Falling in love again
I’ve fallen in love with teaching again.
For this I owe a debt to the smart, creative, focused “stories spark change” graduate students in my University of Washington CommLead storytelling seminar. They are public radio journalists, freelancers, videographers, nonprofit communications specialists, techies, veterans, mothers, fathers. They work all day. Then they spent high-energy Saturdays with me delving into the art and craft of narrative, learning how to tell important stories in compelling ways. And no one nods off. And when five o’clock comes, no one rushes for the door.
And I owe a debt to the forward-thinking, “best and brightest” Austrian journalists I work with, both in Europe and in Seattle, who do not have to be persuaded that journalism matters. They know it does. They live it every day.
But my biggest debt is to the men in my writers group at Oregon State Penitentiary, felons all, murderers most, and some of the best read, most thoughtful, most attentive, most generous, most open to (craving of) constructive critique of any group I’ve ever worked with. Every hour spent with them—and I’ve spent hundreds during the past four years—has been inspiring, enlightening, harrowing (not for my safety but for the stories I hear) and bone-deep satisfying.

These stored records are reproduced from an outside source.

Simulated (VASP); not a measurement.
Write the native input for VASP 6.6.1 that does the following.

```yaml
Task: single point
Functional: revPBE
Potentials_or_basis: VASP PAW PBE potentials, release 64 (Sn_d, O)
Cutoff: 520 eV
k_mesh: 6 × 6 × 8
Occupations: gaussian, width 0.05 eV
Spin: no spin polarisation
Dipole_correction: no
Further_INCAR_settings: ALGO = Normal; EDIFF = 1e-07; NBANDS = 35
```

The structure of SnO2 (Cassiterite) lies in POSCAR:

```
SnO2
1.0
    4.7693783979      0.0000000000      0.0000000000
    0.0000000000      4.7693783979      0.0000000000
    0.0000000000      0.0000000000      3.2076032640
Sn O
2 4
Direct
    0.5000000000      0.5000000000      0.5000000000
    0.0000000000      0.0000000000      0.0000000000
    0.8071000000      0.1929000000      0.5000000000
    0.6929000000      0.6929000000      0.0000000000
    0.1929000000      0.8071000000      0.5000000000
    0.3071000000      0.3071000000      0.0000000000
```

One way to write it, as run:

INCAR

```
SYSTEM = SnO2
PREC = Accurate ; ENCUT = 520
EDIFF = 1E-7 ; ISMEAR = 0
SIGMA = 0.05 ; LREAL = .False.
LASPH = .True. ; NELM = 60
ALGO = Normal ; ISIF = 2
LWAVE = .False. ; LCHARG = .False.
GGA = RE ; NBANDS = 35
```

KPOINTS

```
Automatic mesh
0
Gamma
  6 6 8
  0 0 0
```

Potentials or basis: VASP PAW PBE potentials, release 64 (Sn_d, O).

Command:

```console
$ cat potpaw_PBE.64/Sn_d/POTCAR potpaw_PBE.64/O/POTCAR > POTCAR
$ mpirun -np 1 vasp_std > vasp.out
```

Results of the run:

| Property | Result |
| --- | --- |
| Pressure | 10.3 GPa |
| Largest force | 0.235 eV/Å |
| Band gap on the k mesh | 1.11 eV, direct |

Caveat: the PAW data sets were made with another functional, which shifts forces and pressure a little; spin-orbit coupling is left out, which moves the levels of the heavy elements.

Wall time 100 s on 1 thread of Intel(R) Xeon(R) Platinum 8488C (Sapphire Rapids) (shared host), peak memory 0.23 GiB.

There was a time, four or five years ago, when my love of teaching (long a complement to my writing life) was at an all-time low. I was unhappily immersed in “academic life” (which, alas, is not synonymous with teaching) as a full-time full professor. I was expending energy fighting for programs I believed in (and generally losing). I was wasting time (and becoming the kind of person I didn’t want to be) battling over turf. I was spending far too much time sitting in meetings where the people who actually held the power pretended that you had a say. I was working with people who pretended to like each other but didn’t.
I should have left before I did. But that regret has now been effectively scoured. I have learned—these new students of mine have taught me—how to love teaching again.
5 comments
And your students (past, present, and future) celebrate with you. Mazel tov!
Thanks, Ruth. It feels good to care again.
UW is proud to have you and many students crave more. Thank you for the inspiration you bring to so many in and out of school.
I felt so privileged to learn from you! Please know that your class “sparked change” in my life and storytelling.
The privilege–and the pleasure–was mine, Kathryn. Stories DO, in fact, change lives and shape the world.